Kane Acosta, a junior majoring in music industry, has been crafting and recording his own music since he was 8 years old.
Acosta discovered his stage name, Ashes to Amber, when he started writing a plethora of songs during a rough time in his life that symbolized his growth and transformation as an artist.
“I wrote like a bunch of songs, just coming out through a period of my life where it was somewhat dark,” Acosta said. “And eventually through time, I wrote all this music, and I released everything that had happened, showing transition coming from ashes to amber, which is a reminisce of warm light it’s like the transformation of going from nothing to something.”
The songwriter draws inspiration for his songs from the emotions he feels on a daily basis. His debut EP “Voodoo Blu,” which dropped in October 2018, gained popularity because of the song IRIS. This relatable love song speaks on the concept of love and that first moment when one person looks into the eyes of another and remembers that moment.
“I usually don’t write music clear to a specific person,” Acosta said. “I probably write it toward a feeling because, for example, off of the ‘Voodoo Blu’ album, that was pretty much written off a weird feeling that would come out of somebody controlling a voodoo blue doll.”
Before becoming Ashes to Amber, Acosta was an EDM artist in high school under the stage name Steedy Royce. After two years, Acosta realized EDM was not his style and that he wanted to create music with more meaning while connecting it to the emotions he feels.
“I wanted to play live instrumentation because that’s how I started, so immediately something I realized my sophomore year here [at USC], I just randomly found this other kid in music, his name is TJ [Wee], he’s a production major, and we just met up and just started making music,” Acosta said.
Wee, a junior majoring in music production, met Acosta briefly at the start of their freshman year and connected with him again a year and a half later through a mutual friend. Wee, who is currently Acosta’s producer, has been working musically with Acosta since last year.
“I think it’s just fun working with Kane just because he’s down for anything,” Wee said. “He’s very unapologetically him. He’s not classically trained or anything and he just kind of goes off his intuition and feel, and I think just the more we do it together, the more practice he’s getting … It’s just really fun to see the progression of our music through our releases and what we’re making.”
Wee said he sees the passion and emotion in the music Acosta creates and only hopes to continue working with him and releasing more music.

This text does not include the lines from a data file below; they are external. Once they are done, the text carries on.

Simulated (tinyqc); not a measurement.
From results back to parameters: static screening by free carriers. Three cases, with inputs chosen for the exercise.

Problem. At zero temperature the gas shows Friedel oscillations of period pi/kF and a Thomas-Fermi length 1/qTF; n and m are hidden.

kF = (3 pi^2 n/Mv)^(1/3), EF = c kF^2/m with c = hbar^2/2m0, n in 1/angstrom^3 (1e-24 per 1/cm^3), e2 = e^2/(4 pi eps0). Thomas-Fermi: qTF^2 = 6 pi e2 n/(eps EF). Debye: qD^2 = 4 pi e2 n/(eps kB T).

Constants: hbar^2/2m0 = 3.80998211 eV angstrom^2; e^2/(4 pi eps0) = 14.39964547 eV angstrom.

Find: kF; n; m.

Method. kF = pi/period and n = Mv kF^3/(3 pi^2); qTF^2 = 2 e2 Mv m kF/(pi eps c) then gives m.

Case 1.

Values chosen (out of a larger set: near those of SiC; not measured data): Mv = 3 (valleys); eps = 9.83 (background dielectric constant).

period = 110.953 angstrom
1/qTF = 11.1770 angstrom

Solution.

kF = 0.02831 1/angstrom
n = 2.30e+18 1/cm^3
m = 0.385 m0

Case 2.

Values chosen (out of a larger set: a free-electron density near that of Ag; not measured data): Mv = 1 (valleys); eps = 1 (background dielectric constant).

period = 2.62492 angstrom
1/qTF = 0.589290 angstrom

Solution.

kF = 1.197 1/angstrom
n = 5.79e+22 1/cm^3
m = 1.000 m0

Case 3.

“We’ll probably end up working together for a long time, like for awhile just because we’re best friends,” Wee said. “We see each other every day, and I don’t see myself not working with him in the near future.”
Lewis Caldwell, who works on the creative design of Acosta’s music, has known Acosta for more than a year and said he immediately took a liking to his friend’s music.
“Kane is a very unique person,” said Caldwell, a junior majoring in business administration. “He’s amazing, he’s like the most charismatic person I’ve ever met. He has so much energy, and I think that it’s so clear in his music. He absolutely just makes whatever he wants and releases it, and you can tell at the core of everything he’s doing, he’s just trying to fun and is succeeding at it.”
Caldwell said he will continue supporting Acosta in his endeavors and is greatly interested in seeing what else he will accomplish and what his future music will sound like.
“As far as I know, he has some music coming and he’s very excited about it and from what I’ve heard, in my opinion it’s better than what’s been released in the past, so I’m excited for that,” Caldwell said. “I think he definitely has potential to scale a lot.”
Acosta hopes to continue his career in this industry and making music that expresses relatable emotions. He eventually hopes to turn Ashes to Amber into a record label or a company that represents the opposite of what the major labels do today. He hopes to have a label that helps artists build their careers without having to be bound to a contract for years.